From lines to evocative fashion sketches using pix2pix
pix2pix is a machine learning model that uses conditional adversarial networks. It is used for generic image-to-image translation and was originally introduced by Phillip Isola and his team. pix2pix works with a training set that contains pairs of related images (an image of type “A” and an image of type "B”), and it learns how to convert “A” into “B”, or vice-versa.
For example, a black & white image - type A - can be converted to its color version - type B - by training the pix2pix network on a training set of corresponding color and black & white pairs to learn the pixel-to-pixel relationship between full-color images and their black & white counterpart. Once a pix2pix network has been trained on such a dataset, it could then be used to color arbitrary black & white images.
Below, is an example of the colorization model applied on a black & white image from the test set to generate a colored version of it. For comparison, the actual color image that it came with is shown in the middle to see how well the network is able to reconstruct the original color image (called the “target”).

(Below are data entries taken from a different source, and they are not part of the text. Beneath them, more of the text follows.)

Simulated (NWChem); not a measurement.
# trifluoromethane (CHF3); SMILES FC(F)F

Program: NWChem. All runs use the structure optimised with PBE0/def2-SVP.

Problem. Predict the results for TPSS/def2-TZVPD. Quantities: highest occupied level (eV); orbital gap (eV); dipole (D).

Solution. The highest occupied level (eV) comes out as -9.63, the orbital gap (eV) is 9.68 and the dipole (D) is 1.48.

Using this generic image transformation capability of pix2pix, I wanted to explore the concept of human-machine collaboration further by applying pix2pix to the fashion design process. In fashion, one of the most traditional ways of visualizing an idea is to sketch. Through quick sketches, designers communicate their ideas to the patternmaker, client and other designers; as such sketching is both an ideation tool and a communication tool. Oftentimes, the sketch is not a complete, accurate depiction of the idea since the idea itself is not final and is still in morphing state. So what the sketcher tries to convey is more the essence of the idea - the silhouette, the drape of materials, the color/texture and so on. The visual effect of the sketch in this sense is more evocative and less concerned with being technically accurate.
The generic nature of the pix2pix model means that as long as there is plenty of data, it can learn to understand the relationship between any two types of images. I decided to use this feature to create colored fashion sketches from minimal line drawings. To do this, I created a small dataset of fashion images showing the full body, in different postures, and traced over these images to create minimal line drawings. This produced two sets of data: one set of full color fashion images and another set of minimal line drawings. The original full color images all came from NET-A-PORTER.com - online retailer of designer clothing.
Then, I trained Phillip Isola's pix2pix model to learn the pixel-to-pixel relationship between the two datasets. I trained the model with 100 epochs (iterations) first, then trained it again (from scratch) with 1000 iterations to compare the results of different number of training iterations.
After 100 epochs
After 1000 epochs
It appears that for the kind of evocative sketch that we are after (see below example of a fashion sketch), 100 epochs is a little bit better as it does not try to guess specific sewing details (rather unsuccessfully in some cases) which seems to be creating distortions in the output image reducing its evocative qualities.
However, as noted by Aaron Hill in the midterm presentation feedback, this prototype highlights both the potential and constraints of using pix2pix for creating colored fashion sketches.